The Federal Court of Appeal Grants Leave to Six Judicial Review Applications That Seek to Quash the Reapproval of the Trans Mountain Expansion Project
The Trans Mountain pipeline expansion project is once again in the hands of the Federal Court of Appeal after the September 4, 2019 decision in Raincoast Conservation Foundation v. Canada (Attorney General) (Raincoast Conservation). In this decision, Stratas J.A. was asked to grant leave for 12 judicial review applications brought by eight First Nations, three ecological organizations and the City of Vancouver. For various reasons, all applications for judicial review challenged the recent Governor in Council’s decision to reapprove the Trans Mountain expansion project. Stratas J.A. granted leave to six of the applications to proceed to judicial review, but narrowed the issues for judicial review to whether the Crown adequately consulted Indigenous peoples before reapproving the expansion project.
The Trans Mountain pipeline has been a divisive issue in Canada long before the Liberal government decided to purchase it in 2018. However, since the government purchased it, there have been ongoing legal challenges to the government’s decision to approve the pipeline expansion. This culminated with the Federal Court of Appeal quashing the Cabinet’s approval of the pipeline in Tsleil-Waututh Nation et al. v. Attorney General of Canada et al. (Tsleil-Waututh Nation) on August 30, 2018. The Court cited the National Energy Board’s (NEB) underdeveloped assessment of the environmental concerns regarding project-related marine shipping and the Crown’s inadequate consultation with Indigenous peoples to determine that the original approval decision was unreasonable. As such, the Court of Appeal quashed the initial approval of the pipeline project. We detailed the case in a previous article.

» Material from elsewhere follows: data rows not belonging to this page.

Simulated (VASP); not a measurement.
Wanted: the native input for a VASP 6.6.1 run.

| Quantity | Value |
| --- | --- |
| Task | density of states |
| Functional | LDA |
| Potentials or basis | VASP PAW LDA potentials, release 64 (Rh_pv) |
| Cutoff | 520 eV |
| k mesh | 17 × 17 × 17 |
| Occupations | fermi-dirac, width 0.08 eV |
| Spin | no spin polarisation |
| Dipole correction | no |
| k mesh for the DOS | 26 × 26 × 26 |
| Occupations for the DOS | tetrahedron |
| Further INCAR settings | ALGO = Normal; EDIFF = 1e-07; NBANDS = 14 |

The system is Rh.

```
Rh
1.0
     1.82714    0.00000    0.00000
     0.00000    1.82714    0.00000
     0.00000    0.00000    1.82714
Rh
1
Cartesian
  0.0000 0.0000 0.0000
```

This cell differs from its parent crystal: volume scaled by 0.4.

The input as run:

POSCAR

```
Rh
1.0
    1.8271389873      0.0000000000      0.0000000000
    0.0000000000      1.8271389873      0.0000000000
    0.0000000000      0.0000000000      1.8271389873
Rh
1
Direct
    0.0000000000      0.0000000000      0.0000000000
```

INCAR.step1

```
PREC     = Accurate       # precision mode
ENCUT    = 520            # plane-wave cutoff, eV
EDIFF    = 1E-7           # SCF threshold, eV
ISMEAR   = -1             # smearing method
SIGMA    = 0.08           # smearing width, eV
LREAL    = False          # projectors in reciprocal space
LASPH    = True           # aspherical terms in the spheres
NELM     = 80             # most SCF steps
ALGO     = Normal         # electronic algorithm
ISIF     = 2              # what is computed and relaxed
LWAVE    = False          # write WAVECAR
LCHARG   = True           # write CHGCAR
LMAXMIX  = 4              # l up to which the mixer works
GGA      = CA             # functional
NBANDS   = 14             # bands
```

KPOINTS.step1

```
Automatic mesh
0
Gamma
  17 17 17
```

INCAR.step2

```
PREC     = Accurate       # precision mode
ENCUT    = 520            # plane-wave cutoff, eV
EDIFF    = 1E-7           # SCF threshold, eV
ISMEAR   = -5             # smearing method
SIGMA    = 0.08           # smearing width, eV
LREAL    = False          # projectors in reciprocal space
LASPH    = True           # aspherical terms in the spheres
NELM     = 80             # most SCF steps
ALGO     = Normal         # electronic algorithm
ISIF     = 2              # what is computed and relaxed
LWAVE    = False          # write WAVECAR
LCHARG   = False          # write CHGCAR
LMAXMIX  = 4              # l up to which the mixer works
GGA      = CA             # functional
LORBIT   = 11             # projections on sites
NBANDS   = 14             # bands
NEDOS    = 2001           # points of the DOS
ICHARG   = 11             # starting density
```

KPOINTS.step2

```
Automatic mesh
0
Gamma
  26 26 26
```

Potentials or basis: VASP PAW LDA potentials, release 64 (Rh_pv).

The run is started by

After the Tsleil-Waututh Nation decision, Canada sought to approve the pipeline expansion project again. On June 18, 2019, the Governor in Council approved the Trans Mountain Expansion Project, with the NEB’s Certificate and Amended Certificates issued to Trans Mountain Pipeline ULC following shortly after.
To get to the June 2019 approval, Canada, as directed by the Federal Court of Appeal in Tsleil-Waututh Nation, referred project-related marine shipping back to the NEB for a more exhaustive analysis. The NEB issued its reconsideration report on February 22, 2019, recommending a series of safeguards, such as a regional cumulative effects management plan, public reporting, a marine bird monitoring and protection program, and an Offset Program to address the increased underwater noise and potential harm to at-risk marine mammal and fish species. Throughout this, Canada reinitiated the consultation process with potentially-affected Indigenous peoples. Canada believes that it has fulfilled all necessary requisite obligations for the pipeline to proceed.
However, some groups do not think Canada did enough. As noted above, 12 different parties filed applications for judicial review to the Federal Court of Appeal. These 12 parties relied on s. 55 of the National Energy Board Act to seek leave to commence judicial review of the Governor in Council’s decision to reapprove the pipeline. The ultimate goal of these judicial review applications is the same as the Tsleil-Waututh Nation decision: to convince the Court the Governor in Council’s decision was unreasonable, requiring the Court of Appeal to again quash it.
This led to the Raincoast Conservation decision in which Stratas J.A. granted leave for six of those applications to proceed to judicial review. The six parties that were granted leave are all First Nations who are trying to halt the project. Stratas J.A. noted that the judicial review will be limited to the Crown’s duty to consult with Indigenous peoples and whether this round of consultation was adequate. Indigenous consultation, according to Stratas J.A., was the only issue that meets the ‘fairly arguable’ standard for leave. As such, Stratas J.A. narrowed the issues into two primary questions (excluding remedies):
- Between August 30, 2018 (the Tsleil-Waututh Nation decision) and June 18, 2019 (the Governor in Council’s approval), was the consultation with Indigenous peoples and First Nations adequate in law to address the shortcomings in the earlier consultation?
- Whether the Crown can rely on any defences or bars to the application for judicial review.
Stratas J.A. held that the Court is only interested in whether the Crown adequately consulted Indigenous peoples in this time.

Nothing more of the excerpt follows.